Monday, October 4, 2010

Charlaine Harris : Sink your teeth into hit series

...But that has all changed with the success of the Sookie Stackhouse Mysteries (better known by the TV title True Blood) which have sold several million copies, including 400,000 in Australia in the past year.
Harris is no longer a solo operator -- she has a business team behind her. She has an assistant to orchestrate store appearances and publicity requests; a continuity editor; a group of friends who read her first draft; and a tribe of dedicated fans who have volunteered to run her websites and supply fan information and apparel.
"Things have changed a lot," Harris says. "Certainly people are definitely wanting more things from me. I'm getting used to having a new reality.
"It's very gratifying for any writer to be taken so seriously. There are times it is exasperating, but it's also what we all aim for when we start our careers -- the success of knowing people love what we have done. It's very exciting. It's also a tremendous responsibility."

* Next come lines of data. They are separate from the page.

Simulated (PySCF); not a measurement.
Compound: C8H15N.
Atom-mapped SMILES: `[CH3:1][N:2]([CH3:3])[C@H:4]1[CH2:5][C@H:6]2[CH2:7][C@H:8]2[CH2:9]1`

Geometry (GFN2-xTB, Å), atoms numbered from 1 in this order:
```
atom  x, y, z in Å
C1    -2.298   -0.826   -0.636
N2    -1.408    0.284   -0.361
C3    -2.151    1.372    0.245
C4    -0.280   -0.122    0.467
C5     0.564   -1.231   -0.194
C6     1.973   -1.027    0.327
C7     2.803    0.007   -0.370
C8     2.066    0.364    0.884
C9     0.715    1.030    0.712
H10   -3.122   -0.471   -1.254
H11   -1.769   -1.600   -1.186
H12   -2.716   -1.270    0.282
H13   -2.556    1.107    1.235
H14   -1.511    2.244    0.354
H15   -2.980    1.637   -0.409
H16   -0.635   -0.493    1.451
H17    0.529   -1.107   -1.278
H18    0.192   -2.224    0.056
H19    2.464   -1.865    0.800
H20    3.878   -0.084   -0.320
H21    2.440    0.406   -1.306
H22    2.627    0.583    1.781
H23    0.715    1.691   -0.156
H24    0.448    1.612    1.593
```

Harris, a writing veteran of more than 20 years, says her first two series were conventional murder mysteries, but with her Sookie Stackhouse books she wanted to write a series "which would stand out".
"I began to think I could do better and write something different. Something I was trying to convey was not getting across, so with the Sookie books I expressed my sense of humour . . . I had lots of blood and explicit sex.
"It came at the right time, the right blend of characters. The books hit a nerve. They started to sell through word of mouth.
"Your books have to have a spark in them. You have got to make the reader love your characters and be vitally interested in what happens next."
Harris says one of the main reasons she was attracted to writing a series was to "establish new and different ways to stay true to my characters".
She has just finished the 11th book in the proposed 14-book series Dead Reckoning (out next May).
Harris says she likes to create characters who are strong but also sympathetic with secret pasts.
"People want to follow the characters through their lives, much the same way as a series on television.
"The readers develop strong opinions about what should happen to them and what direction the series should take," Harris says.